The note of caution was sounded by Harish Pawani from the Dubai Multi Commodities Centre who noted that 'any end to the bubble in emerging or global asset prices and gold will drop like a stone, as it did in March after the Chinese stock market fell by nine per cent.'
He also said the current '80 per cent long position' and the strength of investment funds in the gold market were 'a bit scary'. Ergo in a market sell-off, selling by funds would take gold prices down rapidly.
Bullish fundamentals
However, the longer term outlook for the gold price was very bullish, according to the City of Gold's expert panel. The weakening of the US dollar and US economic fundamentals like debt levels and the twin deficits support a higher gold price. The technical analysis of gold charts also supports a rising price.
Increasing monetary inflation worldwide is the key issue to watch, said private gold investor Paul van Eeden whose research establishes a correlation between the gold price and monetary inflation. Right now monetary inflation is double-digit around the world and the gold price should be at $900-1,000 on his calculations.

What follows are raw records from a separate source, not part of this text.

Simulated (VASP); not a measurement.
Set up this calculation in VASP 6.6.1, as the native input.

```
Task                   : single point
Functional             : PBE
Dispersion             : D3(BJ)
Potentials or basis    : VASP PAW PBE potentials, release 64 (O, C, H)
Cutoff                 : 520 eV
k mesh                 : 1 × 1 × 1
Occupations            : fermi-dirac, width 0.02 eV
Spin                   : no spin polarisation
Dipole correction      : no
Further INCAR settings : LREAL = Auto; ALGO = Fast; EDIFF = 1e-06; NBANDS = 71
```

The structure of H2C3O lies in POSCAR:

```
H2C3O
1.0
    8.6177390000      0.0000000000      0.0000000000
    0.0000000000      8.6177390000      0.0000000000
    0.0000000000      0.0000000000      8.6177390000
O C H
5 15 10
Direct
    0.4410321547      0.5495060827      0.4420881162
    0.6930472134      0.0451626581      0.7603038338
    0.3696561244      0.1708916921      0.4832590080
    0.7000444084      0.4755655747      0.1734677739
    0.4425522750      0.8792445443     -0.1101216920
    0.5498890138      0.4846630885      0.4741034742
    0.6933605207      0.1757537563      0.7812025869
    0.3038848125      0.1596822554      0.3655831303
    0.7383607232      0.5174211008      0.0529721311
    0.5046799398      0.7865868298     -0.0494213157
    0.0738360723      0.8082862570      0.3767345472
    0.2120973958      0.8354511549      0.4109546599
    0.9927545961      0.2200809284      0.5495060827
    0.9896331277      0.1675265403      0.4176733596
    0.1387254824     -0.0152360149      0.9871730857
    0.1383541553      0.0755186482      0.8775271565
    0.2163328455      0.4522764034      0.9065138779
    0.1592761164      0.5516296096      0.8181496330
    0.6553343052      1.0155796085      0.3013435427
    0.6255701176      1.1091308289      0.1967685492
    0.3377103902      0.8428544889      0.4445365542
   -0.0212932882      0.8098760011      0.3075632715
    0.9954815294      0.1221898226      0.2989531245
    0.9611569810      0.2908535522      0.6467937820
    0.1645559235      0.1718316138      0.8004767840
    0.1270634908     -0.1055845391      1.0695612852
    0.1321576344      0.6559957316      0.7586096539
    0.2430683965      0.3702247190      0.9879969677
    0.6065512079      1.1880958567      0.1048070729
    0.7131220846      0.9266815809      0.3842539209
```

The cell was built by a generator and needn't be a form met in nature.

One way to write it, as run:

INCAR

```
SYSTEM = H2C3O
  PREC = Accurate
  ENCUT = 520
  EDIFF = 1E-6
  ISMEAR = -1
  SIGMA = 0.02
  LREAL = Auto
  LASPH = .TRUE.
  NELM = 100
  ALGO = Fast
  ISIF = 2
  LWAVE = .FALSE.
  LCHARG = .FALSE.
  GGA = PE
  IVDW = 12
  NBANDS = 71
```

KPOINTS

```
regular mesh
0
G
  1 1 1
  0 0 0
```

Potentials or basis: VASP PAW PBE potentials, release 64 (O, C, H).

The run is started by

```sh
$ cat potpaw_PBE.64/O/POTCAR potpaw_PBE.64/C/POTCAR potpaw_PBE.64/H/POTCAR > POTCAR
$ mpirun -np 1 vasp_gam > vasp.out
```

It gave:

What such fundamentals surely mean is that any short-term weakness in the gold price due to disturbances in global asset markets would be followed by a sharp rally in the gold price. So what we have is a fundamentally strong gold market which is presently outshined by an enthusiasm for share ownership.
If the latter factor shifted into reverse then a powerful shift by investors into a very narrow gold market could produce a repeat of the kind of price spike for gold last seen in 1980 during a previous dollar crisis.
Exposure sensible
For investors adopting some exposure to gold looks sensible. The only question is whether to jump now or wait-and-see whether global or emerging markets first tumble, and produce a better entry price to buy the yellow metal.
Could gold disappoint and crash? Yes but only in the short term if investment funds stampede out in a more general financial crisis. But longer term the gold price would be supported by the only policy that the US authorities could rationally adopt in such circumstances, namely the further inflation of the money supply.
Perhaps it is therefore not surprising that whenever AME Info writes about gold that article is currently among then best-read for that month, and we publish between two to three thousand articles every month so that is quite a performance. It seems interest in gold as an investment class is rising along with the price.